Back to Basics: Firefighting with the Eisenhower Matrix

If you’re leading a school, you probably spend most of your time reacting. An upset parent, a staffing issue, an urgent compliance deadline—one thing after another, all needing your immediate attention. And no matter how much you get done, the work never seems to let up.

This isn’t just a time management issue. It’s a leadership issue. And it’s one that’s been around for a long time.

President Dwight D. Eisenhower, a man who led the Allied forces to victory in World War II before serving two terms as President of the United States, had a way of thinking about tasks that helped him stay focused on what truly mattered. He divided everything into four categories:

First, there are tasks that are both urgent and important. These are the things you have to handle immediately—crises, last-minute deadlines, and anything that will seriously impact your school if it’s not dealt with right away. A student safety issue, a major funding report due today, or a staff emergency all fall into this category.

Then there are tasks that are important but not urgent. These are the long-term priorities that shape the future—things like strategic planning, professional development, and strengthening school culture. They’re essential, but because they don’t demand your immediate attention, they often get pushed aside.

The third category is urgent but not important. These tasks feel pressing, but they don’t require you. Endless emails, minor logistical decisions, and meetings that could be handled by someone else all fall into this bucket.

Finally, there are tasks that are neither urgent nor important—the time-wasters. The reports that no one reads, the busywork that exists just because “we’ve always done it this way,” and the meetings that serve no real purpose.

Most school leaders spend their days bouncing between the first and third categories. They handle the emergencies (which makes sense) but then get bogged down in responding to emails, attending unnecessary meetings, and making minor decisions that could be delegated. And because of that, they never get to the second category—the long-term work that actually makes things better.

The Delegation Problem

One of the biggest reasons leaders stay stuck in reactive mode is that they don’t delegate enough. Not because they don’t trust their teams (though sometimes that’s part of it), but because it feels easier and faster to do things themselves. Answering an email takes two minutes. Approving a minor scheduling change feels like no big deal. But over time, these small tasks pile up and leave no space for big-picture leadership.

Peter Drucker, one of the most influential thinkers in management, put it simply: effective leaders focus only on what they can do, and they delegate everything else.

This isn’t just about lightening your workload. It’s about shifting your time toward the kind of leadership that makes a difference. If you’re buried in small decisions, you’re not thinking about the future of your school. If your inbox is overflowing with questions that others could answer, you’re not developing your team.

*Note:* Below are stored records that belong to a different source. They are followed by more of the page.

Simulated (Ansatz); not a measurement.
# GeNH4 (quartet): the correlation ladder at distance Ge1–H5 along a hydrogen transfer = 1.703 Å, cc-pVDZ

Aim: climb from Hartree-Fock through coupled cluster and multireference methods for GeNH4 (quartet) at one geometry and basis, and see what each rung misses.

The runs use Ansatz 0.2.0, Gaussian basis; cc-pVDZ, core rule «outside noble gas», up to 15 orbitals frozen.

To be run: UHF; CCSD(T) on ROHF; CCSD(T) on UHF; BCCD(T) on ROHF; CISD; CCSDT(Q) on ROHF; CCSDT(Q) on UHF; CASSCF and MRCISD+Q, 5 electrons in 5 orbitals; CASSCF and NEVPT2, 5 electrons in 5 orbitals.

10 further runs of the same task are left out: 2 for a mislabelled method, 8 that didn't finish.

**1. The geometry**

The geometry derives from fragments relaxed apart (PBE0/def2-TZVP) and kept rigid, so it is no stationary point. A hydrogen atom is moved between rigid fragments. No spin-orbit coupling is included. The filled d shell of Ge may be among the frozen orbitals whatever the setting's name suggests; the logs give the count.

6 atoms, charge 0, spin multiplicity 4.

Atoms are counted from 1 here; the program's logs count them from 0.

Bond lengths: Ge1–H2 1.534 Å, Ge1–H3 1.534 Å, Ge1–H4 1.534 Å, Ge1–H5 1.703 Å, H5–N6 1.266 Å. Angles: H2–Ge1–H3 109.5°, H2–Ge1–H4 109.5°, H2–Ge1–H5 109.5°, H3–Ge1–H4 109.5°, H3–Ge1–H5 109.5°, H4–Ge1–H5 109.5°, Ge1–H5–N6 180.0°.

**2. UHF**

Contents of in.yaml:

The shift starts by asking, “Is this something that only I can handle?” If the answer is no, then it needs to be delegated.

The Task Purge

Beyond delegation, the second big issue is that leaders don’t regularly eliminate unnecessary work. Schools are full of tasks that don’t serve a real purpose anymore, but they persist because no one ever stops to question them. Reports get filed because they always have been. Committees meet because they exist, not because they’re driving meaningful change.

The best way to fight this is with a regular time audit. Every few months, sit down with your calendar and your to-do list and ask yourself:

  • Does this task actually contribute to my school’s success?

  • What would happen if I stopped doing it?

  • Can this be simplified, automated, or eliminated?

Greg McKeown, in his book Essentialism, argues that success isn’t about doing more—it’s about doing less, but better. That’s an approach school leaders should take seriously.

The Firefighter Trap

The real irony of time management is that the more time you spend on long-term planning and leadership, the fewer emergencies you’ll have to deal with. But most school leaders are so overwhelmed by the day-to-day that they never carve out the time to prevent future problems.

This is why setting aside dedicated time for planning is so essential. Stephen Covey, in The 7 Habits of Highly Effective People, calls this “time blocking.” It means putting long-term priorities on your calendar just like you would a meeting or a deadline—because if you don’t, they’ll never happen.

Block off a couple of hours a week for deep work. Not email. Not meetings. Just strategic thinking—about your school’s future, about how to develop your staff, about what’s coming down the road that you need to prepare for now. It will feel unnatural at first, but over time, as you invest more energy into long-term leadership, you’ll see fewer and fewer fires pop up that need your immediate attention.

Reclaiming Your Time

Imagine what your school would look like if you weren’t constantly putting out fires. If you had the space to mentor your staff, connect with students, and build a long-term vision for your school. That’s what happens when you shift your focus.

It starts with three simple steps:

  1. Delegate the tasks that don’t need your attention.

  2. Eliminate the ones that aren’t serving your mission.

  3. Use the time you've saved for leadership work that moves your school forward.

Most leaders don’t struggle because they aren’t working hard. They struggle because they’re busy with the wrong things. The Eisenhower Matrix isn’t just a productivity hack—it’s a way of thinking about leadership. When you make space for what really matters, everything else starts to fall into place.

References

Covey, S. R. (1989). The 7 habits of highly effective people: Powerful lessons in personal change. Free Press.

Drucker, P. F. (1999). Management challenges for the 21st century. HarperBusiness.

McKeown, G. (2014). Essentialism: The disciplined pursuit of less. Crown Business.

Morgenstern, J. (2004). Time management from the inside out. Holt Paperbacks.